The owner of a bus manufacturing company here admits that he is a man who likes his routines, and so every day he continues to commute to his downtown office. There he orders cups of tea, barks orders to his factory foremen over the phone and signs a steady flow of papers his employees put on his desk.
"It looks like I'm working, right?" the owner, Bahman Eshghi, said, folding his hands. "No. In reality I am praying, either for a miracle to save our economy or for a fool to come in and buy my factory."
For years, Iran's leaders have scoffed at Western economic sanctions, boasting that they could evade anything that came their way. Now, as they seek to negotiate a deal on their nuclear program, the leaders are acknowledging that sanctions, particularly those applied in 2010 on international financial transactions, are creating a hard-currency shortage that is bringing the country's economy to its knees.

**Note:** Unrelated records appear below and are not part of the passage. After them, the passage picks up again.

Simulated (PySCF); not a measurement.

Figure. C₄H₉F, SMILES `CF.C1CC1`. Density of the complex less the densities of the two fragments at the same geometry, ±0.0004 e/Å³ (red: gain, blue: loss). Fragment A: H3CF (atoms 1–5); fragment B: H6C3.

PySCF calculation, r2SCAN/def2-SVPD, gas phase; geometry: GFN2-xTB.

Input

This was evident in New York last week when Iran's new president, Hassan Rouhani, emphasized the need to act swiftly to resolve the standoff over Iran's nuclear program, perhaps in three to six months. While there may well be political reasons for him to be in a hurry, Mr. Rouhani and other officials admitted that the sanctions were hurting.
In repeated meetings during the week, Mr. Rouhani and his foreign minister, Mohammad Javad Zarif, said the government's financial condition was far more dire than the previous president, Mahmoud Ahmadinejad, had let on.
Mr. Rouhani and Mr. Zarif did not publicly specify the severity of the cash squeeze. But Western economists believe the crisis point may be much closer than previously thought, perhaps a matter of months. Iran news outlets have reported that the government owes billions of dollars to private contractors, banks and municipalities.
Because of the sanctions, oil sales, which account for 80 percent of the government's revenue, have been cut in half. While Mr. Ahmadinejad had asserted that Iran had $100 billion in foreign exchange reserves, the total had shrunk to $80 billion by mid-2013, according to a new study by Roubini Global Economics, a research firm based in New York, and the Foundation for Defense of Democracies, a Washington group that advocates strong sanctions against Iran.
But even that vastly overstates the amount readily available to Iran. Three-quarters of the $80 billion is tied up in escrow accounts in countries that buy Iranian oil — the result of an American sanctions law that took effect in February. Under that law, the money can be spent only to buy products from those countries.
Even gaining access to the remaining $20 billion is difficult — it has to be physically moved in cash because of Iran's expulsion from the global banking network known by its acronym Swift, which had allowed the money to be transmitted electronically.
"They can't repatriate the money back to Iran," said Mark Dubowitz, the executive director of the Foundation for Defense of Democracies. "This is the dilemma Iran finds itself in."